A great game can be found practically anywhere. You don’t even need to get in on the latest releases to enjoy a fully immersive experience. Do yourself a favor and indulge in these retro games before time finally catches up and snatches them away from us. Enjoy!

Path of Exile – A Challenger Appears to Diablo III

Path of Exile

Image Credit: Pixabay.com

Diablo III has accumulated plenty of sins since it was first released in 2012. From the Auction House debacle to the seasonal resets, there has been no end to the criticism leveled on Blizzard. Despite all that, Diablo III remains the king of the isometric ARPG loot grind and no others have even come close. Things are different now, however, since Path of Exile has come into the ring and is proving to be a tough and true contender for Diablo III’s crown.

The Classic System with Modern Roots

Path of Exile is not ashamed to say that it took its core gameplay from Diablo; naturally, there’s no way around the loot crawl without acknowledging the original. However, the Diablo franchise has seen better days in the heyday of Diablo II and the original, despite the arguable relative success of Diablo III today.

Path of Exile comes from the same family of games, but it does more to separate itself from its cousins and ancestry. For one, PoE manages to stand out by making some very unique classes and combat mechanics; these focus on gem equipment in order to determine skills in combat.

There are six basic classes in the game; Marauder, Ranger, Duelist, Shadow, Templar, and Witch. These all ultimately have an analogue in Diablo III save for some unique differences. Regardless, the game is easy enough to pick up by the Diablo veteran or the genre newbie since each class performs a specific role akin to the holy trinity found in ARPGs like these.

The one thing that PoE does well is its ability to imitate the tropes and trends of Diablo, without becoming too much like Diablo. Enemies of the same quality are there with blue-named enemies being a “rarer” genus than white ones. Gold would be the enemies that may or may not completely destroy you. From the basic shuffling demon to the irreverent demon, many of these enemies will be familiar to fans of the genre. This is a good thing. PoE manages to replicate the same things people enjoyed in Diablo and other isometric ARPGs, while being able to keep it unique with its Dark Souls-inspired aesthetic and feel. This way, PoE does not manage to alienate a whole player base who may think that the original did it better, and it manages to be intriguing enough to draw in the genre newbie.
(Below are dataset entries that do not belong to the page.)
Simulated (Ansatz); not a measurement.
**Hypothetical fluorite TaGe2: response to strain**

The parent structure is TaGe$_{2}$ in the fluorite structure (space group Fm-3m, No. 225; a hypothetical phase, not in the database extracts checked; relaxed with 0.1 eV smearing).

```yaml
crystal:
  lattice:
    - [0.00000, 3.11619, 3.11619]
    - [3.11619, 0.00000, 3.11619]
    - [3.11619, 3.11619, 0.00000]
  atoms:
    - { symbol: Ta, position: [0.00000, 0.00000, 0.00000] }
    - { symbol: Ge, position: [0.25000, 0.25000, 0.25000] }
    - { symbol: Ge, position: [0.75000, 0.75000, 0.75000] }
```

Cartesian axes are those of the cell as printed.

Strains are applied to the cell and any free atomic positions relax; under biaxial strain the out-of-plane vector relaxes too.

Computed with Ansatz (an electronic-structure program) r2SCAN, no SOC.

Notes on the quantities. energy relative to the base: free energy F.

Perhaps the only downside to PoE is its Xbox One port. It is not awful in any sense, but it certainly could be better. Diablo III’s console ports are very fleshed out and polished, but this is the first time Grinding Gear Games went for a port of their flagship game, thus this was expected. There is not any cross-platform play, but that is also expected. This is due to the different balancing of the peripheral differences for controller and mouse and keyboard. Being out on the Xbox One for only a year, PoE will still find plenty of improvements on a console and, if Grinding Gear Games finds enough reason, even cross-platform play.

The best thing about PoE, however, is that it is completely free-to-play along with all seven expansions currently released. You do not have to spend a single dollar to be able to experience the breadth of content it has. It does have a cash shop as is standard in F2P games, but everything that could be purchased there is mere vanity items that do nothing to improve your game. Grinding Gear Games is one of those developers that took an ethical stance with cash shops, by maintaining that there will never be an advantageous purchase over another player that does not want to spend a dime on PoE. Perhaps the only somewhat essential item on the cash shop is the extra bank space that would not normally be purchasable with in-game PoE currency. However, many players would find this forgivable as it is not a game-changing thing. It will make your dungeon crawling considerably easier though.

Just Like Diablo But More

It is very similar in scope and size to the Diablo franchise with its sprawling, loot-laden dungeons and drop-in/drop-out co-op where enemies scale according to the number of players. However, there is much more content in PoE due to Grinding Gear Games’ penchant for releasing updates and expansions on a regular basis. PoE is already up to its seventh expansion in the form of War for the Atlas. There is a whole slew of things to do and explore – much more than Diablo III’s meager vanilla game and its single expansion, Reaper of Souls.

With an interesting storyline and hours upon hours of fun, Path of Exile is proving to be a serious contender for Diablo III’s crown as the undisputed king of isometric ARPGs. It is a wonder how PoE does not have the same level of fame as its predecessor. Grinding Gear Games simply does not have the advertising power Blizzard has since it is an indie company. If you would like a break from Diablo III’s seasonal resets, you may want to give PoE a try for a fresh take on the ARPG genre.